Having a defined purpose can then inform how you structure committees, officer positions, and agendas for the IFC meetings.

2: Chart the Course

I’m a big fan of retreats to start a new era. It’s a great time for trust-building and vision-casting. The retreat can focus the group on the issues that matter to the fraternity system. Develop a list of 6-8 strategic priorities for the IFC. Such priorities could include: (a) increase fraternity membership, (b) update and ratify the IFC constitution, (c) develop a stronger working relationship with other governing councils, (d) build relationships with senior administrators, (e) provide more education and resources for chapter officers, etc. Your journey as an IFC will be easier with a map.

3: Get the Right People in the Room
In my opinion, the right people to attend IFC meetings and represent their chapters are the chapter presidents. I know how busy a chapter president is, but serving as an ambassador for the chapter, representing member interests, and building stronger interfraternal relationships are all part of his job description. He is the right person for the job.

4: Set a Professional Meeting Environment
I know a serious IFC when I see one. So do your delegates and stakeholders. If they visited your meeting, what would they experience and see? The most serious IFCs among us take intentional steps to ensure a professional environment for their meetings.

This includes location. Try to avoid the dingy, chalky classroom on the 3rd floor of some random academic building. It kills creativity. Also avoid the large lecture hall or auditorium, for these spaces inhibit natural conversation. Ideally, find a big open room in a central location, in which you can set long tables in a square, so that the delegates can all see each other. Trust me, it helps.

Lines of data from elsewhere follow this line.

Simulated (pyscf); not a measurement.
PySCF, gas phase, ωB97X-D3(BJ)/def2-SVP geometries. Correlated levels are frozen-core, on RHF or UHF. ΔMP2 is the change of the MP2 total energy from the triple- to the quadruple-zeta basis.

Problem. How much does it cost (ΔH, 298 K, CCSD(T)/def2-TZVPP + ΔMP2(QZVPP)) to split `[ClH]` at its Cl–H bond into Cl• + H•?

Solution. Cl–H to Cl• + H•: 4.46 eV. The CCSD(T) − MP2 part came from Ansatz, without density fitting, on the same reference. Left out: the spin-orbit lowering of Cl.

When the first delegate arrives, the room should be set and ready to go. Ideally, IFC officers are already present, floating around the room and greeting attendees. Light refreshments can’t hurt. Provide each delegate with a name placard that lists their first and last name, and their fraternity affiliation (or IFC officer position). These guys are going to be engaged in important debates – it helps if they can call each other by name.

Finally - call me old-fashioned, but shorts, ballcaps, and sandals will give one kind of atmosphere, and shirts, ties, and badges will give you another. I like the latter.

5: Make the Meetings Valuable
Serious IFCs spend time having thoughtful discussion and debate about the biggest issues confronting the fraternity system. In order to make space for this, reduce the amount of time spent giving reports and making announcements. For instance, items that do not require discussion can be e-mailed in advance, or distributed as handouts.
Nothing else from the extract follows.